Christians and Culture by Dr. Tim Woodroof
You’re sitting at Starbucks with an old friend. Life has not been kind to her—bad decisions, hurtful betrayals, painful circumstances. She hasn’t known how to live. She hasn’t known who she is. And now she comes to you for answers . . . to put her life back together . . . to start again.
So what would you tell her? Do you know the gospel—the story that saves and sanctifies us? Do you know the story that is “the power of God” to heal broken people and transform wasted lives?
Were I sitting in Starbucks with your friend, I would hold up my left hand, tick off my fingers, and tell this story.
(1) It all starts with God and his purposes. There is a God who stands behind all this, a God of goodness and beauty and astounding grace. He has a purpose for this world and for you. He has a plan to win you to himself.
(2) Because of that plan, he created the heavens and the earth. And he made us in his own image so he could have an intimate relationship with us.
(3) But we spurned relationship with God and chose to trust ourselves, please ourselves, and worship ourselves. And the world has been broken ever since. Our lives limp along, powerless and painful. Our relationships fall apart. We look in the mirror and are ashamed of what we see.
(4) But God did not abandon us, even when we abandoned him. He made a covenant with us, a covenant of love and grace, with promises rooted in God’s purposes for us. It guarantees that God will never stop pursuing us, never stop loving us, never stop hoping for the best of us—no matter how far we fall or run.
(5) God formed communities for those who seek him, gatherings of like-minded people, nurturing places where others help us learn about God, live in more godly ways, and love as God has loved us.
(6) When the time was right, God’s purposes and promises met in the person of Jesus Christ. Jesus was God in the flesh who lived his life trusting God, pleasing God, and worshiping God rather than himself. And the result was a life of such shining perfection, of such beauty and power, people have marveled over him for the past 2,000 years.
(7) To further God’s purposes, Jesus allowed himself to be crucified. God’s enemies rejoiced, thinking they had hurt God and his plans. But God used the death of his Son to achieve his purposes. He sacrificed his sinless Son to show mercy to sinners. He took the punishment our sins deserved and laid them on Jesus Christ.
(8) And then, he raised Jesus back to life. In doing so, God gave us a hint about his purposes for each of us. When we are willing to die to ourselves like Jesus, God will give us new life like his.
(9) When we trust God, all the benefits of covenant and community, Christ’s cross and resurrection, flow into our lives. When we trust, God unleashes his Holy Spirit within us. God does this, not because we finally do the right thing, but because we trust the right one. It is through faith that we are saved and sanctified. It is a gift of God, given to all who are willing to trust him.

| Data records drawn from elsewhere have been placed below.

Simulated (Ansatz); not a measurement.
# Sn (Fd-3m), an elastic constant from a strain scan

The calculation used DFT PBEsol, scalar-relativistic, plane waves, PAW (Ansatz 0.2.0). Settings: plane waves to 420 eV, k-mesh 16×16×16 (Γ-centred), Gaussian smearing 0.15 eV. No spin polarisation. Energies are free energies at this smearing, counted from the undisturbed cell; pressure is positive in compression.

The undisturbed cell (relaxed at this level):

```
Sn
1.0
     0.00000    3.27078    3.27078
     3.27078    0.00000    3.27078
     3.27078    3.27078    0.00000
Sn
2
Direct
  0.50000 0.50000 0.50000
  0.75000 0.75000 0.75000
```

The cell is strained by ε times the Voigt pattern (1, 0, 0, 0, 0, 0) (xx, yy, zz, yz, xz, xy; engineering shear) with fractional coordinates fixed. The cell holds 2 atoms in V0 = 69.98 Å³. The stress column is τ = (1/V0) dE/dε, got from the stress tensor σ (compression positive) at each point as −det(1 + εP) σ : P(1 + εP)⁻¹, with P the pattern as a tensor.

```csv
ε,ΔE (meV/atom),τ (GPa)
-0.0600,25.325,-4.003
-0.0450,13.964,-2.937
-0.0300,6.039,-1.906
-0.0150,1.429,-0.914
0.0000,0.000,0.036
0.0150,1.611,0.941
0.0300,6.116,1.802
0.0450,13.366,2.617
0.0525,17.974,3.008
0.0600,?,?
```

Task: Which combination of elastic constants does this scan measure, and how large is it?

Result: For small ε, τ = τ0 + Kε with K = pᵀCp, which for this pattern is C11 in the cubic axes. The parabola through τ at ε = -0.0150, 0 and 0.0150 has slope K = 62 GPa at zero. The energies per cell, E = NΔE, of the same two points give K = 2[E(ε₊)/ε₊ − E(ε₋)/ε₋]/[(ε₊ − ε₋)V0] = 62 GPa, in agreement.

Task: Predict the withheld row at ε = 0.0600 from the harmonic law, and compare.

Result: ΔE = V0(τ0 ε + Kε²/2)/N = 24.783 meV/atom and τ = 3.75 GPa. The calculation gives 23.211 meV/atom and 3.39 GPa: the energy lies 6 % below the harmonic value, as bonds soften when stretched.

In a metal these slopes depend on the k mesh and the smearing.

(10) God’s power begins to work in us, to change and transform us. The Holy Spirit teaches us how to live and how to die to habits that lead to death. We learn to live like Jesus. Not overnight. Not all at once. But surely and completely in the end.
(11) One day, Christ will come again. Everything—you and me, this world, good and evil—will be given to God. His purposes will reign supreme. And the God who knew you before the world began will welcome you to live the life he intended all along.
That is the story I would tell your friend. That is the gospel in five minutes—the gospel on one hand. Do you know the story? Has the story changed you? Can you tell it to others?
Dr. Tim Woodroof is a freelance writer and speaker. He and his wife Julie make their home in Nashville, Tennessee.